DALLAS — The stairs outside the Frank Crowley Courts Building set the stage for dozens of community members who wanted to speak out Monday before former Dallas Police Officer Amber Guyger’s murder trial officially began.
Guyger is charged in the Sept. 6, 2018 shooting death of 26-year-old Botham Shem Jean. Guyger claims she mistook Jean’s apartment for her own when she shot and killed him.
A diverse group of faith leaders, including members of Dallas Area Preachers and Church Leaders, gathered for a prayer vigil outside the courthouse. Some of the faith leaders knew Botham Jean.
"We are in need of God’s spirit this morning and throughout this trial," said Pastor Sammie Berry, of the West Dallas Church of Christ.
The faith leaders organized a prayer circle in support of Jean’s family. Some of them said their main mission was to pray for justice in the case.
"I think it’s important that pastors -- white pastors, Hispanic, black -- all leaders in our city, people in our city come together, to say that we desire peace justice and unity in our city," said Dr. Jeff Warren, of Park Cities Baptist Church said.
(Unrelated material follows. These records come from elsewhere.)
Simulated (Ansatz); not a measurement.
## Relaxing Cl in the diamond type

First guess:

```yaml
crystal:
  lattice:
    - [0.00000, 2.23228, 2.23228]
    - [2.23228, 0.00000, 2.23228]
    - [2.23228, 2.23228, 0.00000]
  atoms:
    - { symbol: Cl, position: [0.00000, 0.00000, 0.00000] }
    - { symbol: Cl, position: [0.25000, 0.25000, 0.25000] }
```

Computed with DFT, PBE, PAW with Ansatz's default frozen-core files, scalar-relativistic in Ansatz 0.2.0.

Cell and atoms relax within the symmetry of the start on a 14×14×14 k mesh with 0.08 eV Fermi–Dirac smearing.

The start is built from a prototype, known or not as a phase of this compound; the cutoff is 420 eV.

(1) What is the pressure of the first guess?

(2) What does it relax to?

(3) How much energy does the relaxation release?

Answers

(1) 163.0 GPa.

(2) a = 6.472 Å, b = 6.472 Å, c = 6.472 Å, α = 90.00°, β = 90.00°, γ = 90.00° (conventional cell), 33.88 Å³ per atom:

A group of activists with Next Generation Action Network organized a separate rally following the prayer vigil.
Community activist Alpha Thomas was among the large crowd who showed up to the rally. She held a sign reading "We Want Justice."
"What’s top of mind for me, as this trial starts ... is justice," she said. "Ensuring that justice prevails.”
Some community members were intentional in voicing their concerns.
“I am sick and tired of being sick and tired,” said activist Tezlyn Figaro.
The rally took a different tone.
"Instead of focusing on what we are going to do, let’s focus on what the police officers is going to do," Figaro said. "To have somebody shot down in their house minding their own business should be the problem.”
Knowing emotions are high, some in the group commented on how great the stakes are, as residents prepare to watch the trial play out.
"If failures in this case come … we will continue to make sure that justice is served in the most peaceful way, but also in a civil disobedient way," said activist Dominique Alexander.
People watching Guyger’s trial know the coming days will be tough. Even those from Botham Jean’s native country Saint Lucia expressed concern.
Safiia Paul wore the flag of Saint Lucia as she entered the courthouse.
"I’m afraid that justice will not be served,” Paul said. “Unfortunately, because I haven’t seen any evidence of it being served in other cases.”
Lawyers say Guyger’s trial could last about two weeks. Defense attorneys suggested Guyger could share her own story from the witness stand at some point during the trial.